DATELINE GUWAHATI/Wasbir Hussain
The Assam Government thinks the ‘White Paper’ it has brought out on the issue of influx is infallible. Groups like the All Assam Students’ Union (AASU) feel the document is a pack of lies. Damn the document—the fact remains that illegal migration from Bangladesh continues to be a live issue in Assam. Whether or not the quantum of illegal migration per month or per year has increased or decreased is also not the issue. The issue primarily is that the ghost of the illegal migrant is lurking for everyone to act and react. And the changing demography in parts of Assam is cited as proof that aliens are threatening to alter or have already altered the demographic profile of several districts, mainly those along Bangladesh.
Before we go any further, let us take a look at some of the statistics contained in the State Government’s ‘White paper’ on the issue: the document says tribunals in Assam have declared 61,774 people as foreigners since 1985. Of these, only 2,442 have been thrown out of the State, having been either ‘pushed back’ or deported. Deportation would have been unlikely because Dhaka has so far refrained from acknowledging any illegal migration of its nationals to anywhere in India. There are three detention camps, touted by the State Government as a unique initiative in confining declared illegal migrants until their ouster. But the fact, as mentioned in the ‘White Paper’, is that there are only 118 inmates in these facilities.
Assam Government spokesman Pradyut Bordoloi, a veteran minister, has said, in response to the AASU’s scathing attack on the document, that the ‘White Paper’ was an ‘objective, factually unbiased and transparent account of the issue (of migration), devoid of any political tenor.’ Let me once again iterate that the question here is not whether the document is objective or not. The issue is whether the Government or those opposed to it on the subject, can do anything about it. Are we once again going to see the movement, that seems to have been re-ignited, petering out, with fatigue creeping in amongst those leading or trying to lead it? One doesn’t know.

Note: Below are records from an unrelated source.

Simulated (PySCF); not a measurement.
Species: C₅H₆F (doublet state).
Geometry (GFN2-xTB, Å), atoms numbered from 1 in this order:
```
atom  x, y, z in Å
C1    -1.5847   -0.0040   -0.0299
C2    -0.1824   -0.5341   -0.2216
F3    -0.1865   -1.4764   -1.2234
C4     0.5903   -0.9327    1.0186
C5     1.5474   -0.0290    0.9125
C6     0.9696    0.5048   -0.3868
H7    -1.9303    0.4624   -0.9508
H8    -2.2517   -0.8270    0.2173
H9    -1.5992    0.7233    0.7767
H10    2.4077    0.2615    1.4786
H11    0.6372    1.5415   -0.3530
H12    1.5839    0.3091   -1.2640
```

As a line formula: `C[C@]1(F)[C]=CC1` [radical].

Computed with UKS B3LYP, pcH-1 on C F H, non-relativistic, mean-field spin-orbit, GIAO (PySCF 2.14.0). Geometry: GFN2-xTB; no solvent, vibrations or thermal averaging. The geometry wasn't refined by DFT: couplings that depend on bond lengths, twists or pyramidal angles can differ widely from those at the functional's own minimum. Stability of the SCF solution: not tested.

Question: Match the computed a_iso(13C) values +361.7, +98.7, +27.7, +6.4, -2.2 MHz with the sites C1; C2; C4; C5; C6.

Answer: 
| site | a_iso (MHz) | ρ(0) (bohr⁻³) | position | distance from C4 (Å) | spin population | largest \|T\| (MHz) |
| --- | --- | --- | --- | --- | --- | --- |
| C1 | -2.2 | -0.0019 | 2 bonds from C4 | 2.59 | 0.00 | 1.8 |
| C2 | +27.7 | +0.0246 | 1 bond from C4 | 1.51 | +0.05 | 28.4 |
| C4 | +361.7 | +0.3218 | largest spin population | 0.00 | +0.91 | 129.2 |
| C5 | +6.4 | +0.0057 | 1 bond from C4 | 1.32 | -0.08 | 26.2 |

What is important at this stage is to detect the illegal aliens living in Assam and expel them from the State. And, one can hope that the number of people actually declared as illegal migrants are going to rise drastically in view of the Government increasing the number of tribunals dealing with such cases from 36 to 100. Yes, we know the State has three detention centres! But the key question is can the Government really oust the declared illegal migrants to Bangladesh? When the number of such people goes up drastically, can the Government surreptitiously try pushing them back into Bangladesh? How long can the Government keep such people in detention camps? These are vital questions, linked to the key issue that is threatening to once again snowball into a big movement in the State in the run-up to the 2014 Lok Sabha polls.
Dhaka’s stand continues to act as a stumbling block to the issue of deportation of illegal migrants back to that country. For instance, Mohamed Mijarul Quayes, Foreign Secretary of Bangladesh, had claimed in a recent interview with me that India has never raised the issue of illegal infiltration from his country with Dhaka. If what the top Bangladeshi official has said is true, New Delhi has a lot to answer because Assam had seen a six-year-long mass uprising over just one issue—illegal migration from Bangladesh. The uprising ended in 1985 with the signing of the Assam Accord that fixed March 25, 1971 as the cut-off date for detection and expulsion of illegal migrants.
To a pointed question on whether he accepted that people from Bangladesh may be illegally migrating to India, Quayes said,“…of course, there is a whole lot of traffic between Bangladesh and India, people coming and going to either side. But we do not have any credible basis to think that there is an influx. Now, I say this because the issue as raised is an over-simplification and I think that if there are political dimensions in a domestic sense, I would not be able to comment on that. But I think what is important is, between Bangladesh and India, that when you sit down to talk, it is not an issue that has been raised by the Indian Government. Therefore, we would assume that they are also quite satisfied that it is an issue that does not need to be talked about…”
The need of the hour, therefore, for New Delhi is to use its influence in the region and make Dhaka agree to evolve a mechanism to take back its nationals who had illegally migrated to Assam, or India for that matter. Pradyut Bordoloi, the Assam Government spokesman, has made a significant statement when he said the issue has, of late, figured in India-Bangladesh talks and that efforts were on to work out a bilateral arrangement with Bangladesh to ensure it accepts its nationals back. This may be easier said than done and one can only wait and watch the events unfold.